Benjamin Agrispin, Plaintiff,
v
31 East 12th Street Owners, Inc., et al., Appellants, and Fiona Duff, Respondent, et al., Defendant.

—[*1] Smith Mazure Director Wilkins Young & Yagerman, P.C., New York (Anna A. Higgins of counsel), for appellants. Michael G. Kruzynski, Riverhead, for respondent.

Order, Supreme Court, Bronx County (Howard R. Silver, J.), entered April 9, 2009, which granted defendant Fiona Duff's motion for summary judgment dismissing the cross claims of defendants 31 East 12th Street Owners and Buchbinder & Warren for contractual and common-law indemnity as against her, unanimously affirmed, with costs.

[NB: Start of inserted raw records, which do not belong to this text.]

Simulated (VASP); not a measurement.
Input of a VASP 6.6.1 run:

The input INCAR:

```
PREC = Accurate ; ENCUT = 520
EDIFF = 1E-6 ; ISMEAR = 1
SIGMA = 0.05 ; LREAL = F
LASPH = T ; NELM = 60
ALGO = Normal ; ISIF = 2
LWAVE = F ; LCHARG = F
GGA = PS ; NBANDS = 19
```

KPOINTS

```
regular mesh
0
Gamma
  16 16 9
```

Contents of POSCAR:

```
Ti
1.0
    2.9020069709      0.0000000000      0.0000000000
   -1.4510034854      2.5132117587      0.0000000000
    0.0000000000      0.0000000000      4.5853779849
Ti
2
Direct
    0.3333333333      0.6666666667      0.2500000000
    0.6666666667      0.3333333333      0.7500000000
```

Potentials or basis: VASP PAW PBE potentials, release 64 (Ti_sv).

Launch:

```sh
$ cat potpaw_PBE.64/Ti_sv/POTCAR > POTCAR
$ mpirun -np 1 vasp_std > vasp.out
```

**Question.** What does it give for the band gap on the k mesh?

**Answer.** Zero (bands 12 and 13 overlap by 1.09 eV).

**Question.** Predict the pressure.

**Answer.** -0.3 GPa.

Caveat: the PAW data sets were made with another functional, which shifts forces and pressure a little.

Plaintiff window washer fell while cleaning the outside of a window in Duff's cooperative apartment. He testified that the clip of his safety belt slipped from an anchor post affixed to the facade of the building. It is undisputed that Duff's proprietary lease placed the obligation to maintain the building's structural components on defendants. Contrary to defendants' contention, there is no evidence in the record that raises an issue of fact whether any act or omission by Duff caused plaintiff's injuries and triggered the indemnity provisions of the lease. Duff hired plaintiff's employer, but she did not control or supervise plaintiff's work. Plaintiff's employer provided the safety equipment plaintiff used, which plaintiff inspected before beginning work and found both adequate and fully functional.

Defendants contend that plaintiff's injuries were caused by Duff's failure to comply with Labor Law § 202 and provide plaintiff with a safe means of cleaning her windows, as required by the "Window Cleaning" provision of the lease (¶ 30). However, their theory that there was a defect in plaintiff's safety belt is unsupported by any evidence.

Contrary to the motion court's conclusion, the "Indemnity" provision of the lease (¶ 11) did not violate General Obligations Law § 5-321, since it did not obligate Duff to indemnify defendants for injury caused by their negligence. Paragraph 11 required Duff to indemnify defendants for injury caused by their negligence only when defendants were acting as agents for her, as provided in the lease, in which circumstance their negligence would be imputed to Duff. [*2]However, defendants' contention that they raised an issue of fact whether paragraph 11 was triggered by plaintiff's "visiting" in Duff's apartment, as that paragraph provided, is unsupported by any evidence that plaintiff was doing anything other than cleaning Duff's windows.

We have considered defendants' remaining arguments and find them unavailing. Concur—Tom, J.P., Saxe, Catterson, Renwick and DeGrasse, JJ.